Hacker Newsnew | past | comments | ask | show | jobs | submitlogin

It was a huge mistake for email receivers to take on the cost of filtering spam. Of course given the evolution of the internet and email it is easy to see how that mistake happened. Nobody had a crystal ball. But the only solution here is to raise the cost of sending email to the point where spam is no longer profitable.

It seems like one solution is to bcrypt hash (or some similarly expensive algorithm) the email and include the hash in a header. Of course you need to hash per receiver or a spammer can just hash it once and spam away.

The receiving client hashes the email and compares the result with the value in the header and discards emails that don't match.

You'll never get industry buy in though - the FAANG companies don't want to pay that cost for their semi-legitimate email. They prefer to keep that cost externalized.

I believe there have been attempts at something like this, but it clearly never went anywhere.
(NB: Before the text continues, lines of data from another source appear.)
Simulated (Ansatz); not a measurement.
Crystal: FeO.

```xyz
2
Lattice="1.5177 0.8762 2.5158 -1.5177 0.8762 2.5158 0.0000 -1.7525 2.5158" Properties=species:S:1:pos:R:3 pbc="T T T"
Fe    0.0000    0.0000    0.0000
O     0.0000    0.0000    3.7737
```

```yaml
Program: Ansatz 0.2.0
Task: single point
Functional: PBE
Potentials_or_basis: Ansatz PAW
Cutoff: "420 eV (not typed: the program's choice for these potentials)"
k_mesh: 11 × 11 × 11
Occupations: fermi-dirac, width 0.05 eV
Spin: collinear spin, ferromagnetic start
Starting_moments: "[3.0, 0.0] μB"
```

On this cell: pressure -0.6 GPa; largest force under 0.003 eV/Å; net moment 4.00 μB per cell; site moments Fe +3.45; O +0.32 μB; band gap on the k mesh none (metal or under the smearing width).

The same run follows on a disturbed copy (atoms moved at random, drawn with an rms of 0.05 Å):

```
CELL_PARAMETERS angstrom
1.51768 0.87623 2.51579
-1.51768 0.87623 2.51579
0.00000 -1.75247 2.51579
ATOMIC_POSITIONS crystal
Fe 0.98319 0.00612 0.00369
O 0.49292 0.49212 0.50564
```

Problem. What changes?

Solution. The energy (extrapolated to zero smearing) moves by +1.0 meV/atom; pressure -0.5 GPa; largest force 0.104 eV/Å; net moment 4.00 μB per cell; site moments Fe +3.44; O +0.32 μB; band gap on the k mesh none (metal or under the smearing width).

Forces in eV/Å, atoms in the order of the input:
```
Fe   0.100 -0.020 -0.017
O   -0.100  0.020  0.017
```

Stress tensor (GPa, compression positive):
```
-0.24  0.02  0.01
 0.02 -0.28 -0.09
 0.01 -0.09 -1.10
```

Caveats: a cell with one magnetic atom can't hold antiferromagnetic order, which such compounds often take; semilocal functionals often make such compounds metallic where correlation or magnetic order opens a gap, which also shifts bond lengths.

This indeed looks like a good direction. A decade ago Freenet (not sure if it still exists?) had a problem with spam on its equivalent of USENET. It was pretty bad, until they changed the protocol so that it's the sending node that keeps the message, which is then pulled (or not) by the recipients. It made a lot of sense to me: I'm the one sending you the message, I want you to see it, while you don't even know whether you want to get that message. So it's me that should pay for storage and propagation of the message in terms of bandwidth and disk space. Not sure how it turned out in the end, but the approach seems right to me. It's like phone calls: it's the caller that pays the cost, not the one receiving the call.


Wow that's ingenious - and obvious when you think about it. I guess evolving the email standard is a much bigger obstacle though, no matter how clever the proposal.



it's ridiculously easy to create a template that is stored and when the remote client pulls the message only a few variables has to be substituted. it's how spam is generated after all :)


Yes, but in the context of Freenet specifically, there's a lot of encryption and hashing involved in every transaction, which are computationally expensive, and there's no CGI equivalent at all (the whole network is basically static, append-only content addressed with the content's hash). So to create many messages you'd need to first generate the content, then encrypt and hash it, then insert it into the network starting at your node, then provide signature and checksum verification on every request. After some time, if the content is widely requested, some other nodes will cache it, but you can't really expect spam to propagate via web of trust; it's more probable that it will be added to spam filters which, themselves, will propagate. As everything is signed, you'd need to create a fresh node for each spam, but that means your new identity is not trusted by anyone - you'd need to convince at least some users that you're a user that won't abuse the system. Only to get your whole identity blacklisted once you do abuse it.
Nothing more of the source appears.